The Cambridge History of English and American Literature in 18 Volumes (1907–21).
Volume IV. Prose and Poetry: Sir Thomas North to Michael Drayton.
§ 12. Performances of Latin plays in the schools and at the Universities
The classical revival on the continent, and the consequent development of the new humanist drama, began to influence the English stage early in the sixteenth century. In 1520, Henry VIII provided “a goodly comedy of Plautus” for the entertainment of some French hostages. The boys of St. Paul’s school, under their master, John Ritwise, performed Menaechmi before Wolsey in 1527 and Phormio in 1528. Ritwise, also, at some date between 1522 and 1531, “made the Tragedy of Dido out of Virgil,” and acted the same with the scholars of his school “before the Cardinal”; and he was also responsible for an anti-Lutheran play acted in 1527 before Henry VIII. Thus, within a few years, the St. Paul’s boys, under his direction, performed classical comedy, neo-Latin tragedy and a controversial interlude. Plays at Eton can be traced back to the same decade, as there is a record of the expenditure of 10 shillings “circa ornamenta ad duos lusus” at Christmas, 1525. Eton boys acted in 1638, under Udall, before Thomas Cromwell, and, from Malim’s Consuetudinary, it is evident that, by 1560, the custom of performing both Latin and English plays was well established in the school. On Twelfth Night, 1573, Eton scholars, under William Elderton, their headmaster, acted before Elizabeth at Hampton court. The boys of “the Gramarskolle of Westminster,” where the custom of performing Latin comedies was to take permanent root, appeared before Elizabeth in Heautontimoroumenos and Miles Gloriosus in January, 1567; in one of the five English plays performed during the court Christmas festivities of 1567–8; and in Truth, ffaythfulnesse, & Mercye, apparently a belated morality, on New Year’s day, 1574. On Shrove Tuesday, of the previous year, the Merchant Taylors’ boys, under Richard Mulcaster, had made their first appearance in a play at court; in 1574, they acted Timoclia at the sege of Thebes by Alexander at Candlemas, and, on Shrove Tuesday, Percius and Anthomiris (i.e., probably, Perseus and Andromeda). So late as Shrove Tuesday, 1583, they performed Ariodante and Genevora, based on an episode in Orlando Furioso.
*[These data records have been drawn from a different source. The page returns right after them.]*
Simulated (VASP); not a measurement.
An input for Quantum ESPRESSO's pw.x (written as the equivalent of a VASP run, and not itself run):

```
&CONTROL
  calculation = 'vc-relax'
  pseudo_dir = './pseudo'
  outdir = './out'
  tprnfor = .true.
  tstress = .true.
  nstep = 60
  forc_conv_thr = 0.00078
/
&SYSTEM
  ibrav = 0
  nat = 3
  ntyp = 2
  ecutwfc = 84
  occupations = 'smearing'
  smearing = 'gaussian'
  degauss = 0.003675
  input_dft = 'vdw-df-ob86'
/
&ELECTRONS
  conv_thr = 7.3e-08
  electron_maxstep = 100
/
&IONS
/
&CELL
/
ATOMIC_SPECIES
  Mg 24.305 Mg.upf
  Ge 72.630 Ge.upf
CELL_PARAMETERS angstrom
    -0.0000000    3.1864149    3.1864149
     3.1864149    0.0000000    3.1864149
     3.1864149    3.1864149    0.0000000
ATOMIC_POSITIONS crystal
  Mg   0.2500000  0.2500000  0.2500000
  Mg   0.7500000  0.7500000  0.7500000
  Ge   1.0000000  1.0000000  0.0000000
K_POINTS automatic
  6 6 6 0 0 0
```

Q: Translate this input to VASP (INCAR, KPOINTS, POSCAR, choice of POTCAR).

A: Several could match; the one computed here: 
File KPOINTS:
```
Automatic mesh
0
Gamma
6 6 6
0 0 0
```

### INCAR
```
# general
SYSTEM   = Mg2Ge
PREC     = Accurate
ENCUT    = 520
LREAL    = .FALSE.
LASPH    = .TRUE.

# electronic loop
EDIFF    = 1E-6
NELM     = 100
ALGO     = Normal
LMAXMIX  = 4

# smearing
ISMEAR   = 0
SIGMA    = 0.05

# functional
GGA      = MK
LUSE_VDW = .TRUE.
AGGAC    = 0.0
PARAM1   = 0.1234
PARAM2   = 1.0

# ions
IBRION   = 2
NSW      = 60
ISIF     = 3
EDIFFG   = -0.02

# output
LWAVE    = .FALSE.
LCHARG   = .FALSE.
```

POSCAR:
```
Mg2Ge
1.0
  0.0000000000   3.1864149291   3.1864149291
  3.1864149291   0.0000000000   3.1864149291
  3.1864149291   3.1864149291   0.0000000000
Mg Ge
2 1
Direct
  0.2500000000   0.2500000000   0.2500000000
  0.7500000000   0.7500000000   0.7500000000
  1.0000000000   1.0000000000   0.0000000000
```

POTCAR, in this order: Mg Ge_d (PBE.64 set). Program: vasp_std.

Nor was it only schools in or near London, and within the reach of court patronage, that produced plays. At King’s school, Canterbury, under the headmastership of Anthony Rushe, there was keen dramatic activity, encouraged by the cathedral chapter. In the treasurer’s accounts 1562–3, there is an entry of £14. 6s. 8d. “to Mr. Ruesshe for rewards geven him at settynge out of his plays at Christmas, per capitulum.” In Acta Capituli, vol.
At the opposite corner of the kingdom, in Shrewsbury, the boys of the town school gave performances under their master, Thomas Ashton, in the quarry outside the walls. In the north-east, there are records of school performances at Beverley. At Hitchin, a private schoolmaster, Ralph Radcliff, who was a friend of bishop Bale, wrote plays—jocunda & honesta spectacula—which were acted by his pupils. They included Scriptural subjects such as Lazarus, Judith and Job, as well as themes—Griseldis, Melibaeus, Titus and Gisippus—taken directly or indirectly from Chaucer and Boccaccio. Though produced, according to Bale, before the plebs, some of them, if not all, were written in Latin. Like most sixteenth century school plays, they have disappeared. But it was at Oxford and Cambridge, not at the grammar schools, that the English humanist drama attained its chief development. The products of the universities were so important and varied that they receive separate treatment. But, as evidence of the importance attached by academic authorities to the acting of plays, at first mainly in Latin, reference may be made here to regulations in the statutes of two Cambridge colleges. At Queens’ college, it was ordained (1546) that any student refusing to act in a comedy or tragedy, or absenting himself from the performance, should be expelled. At Trinity (1560), the nine domestici lectores were directed on pain of fine to exhibit at Christmastide in pairs a comedy or tragedy, while the chief lector had to produce one on his own account.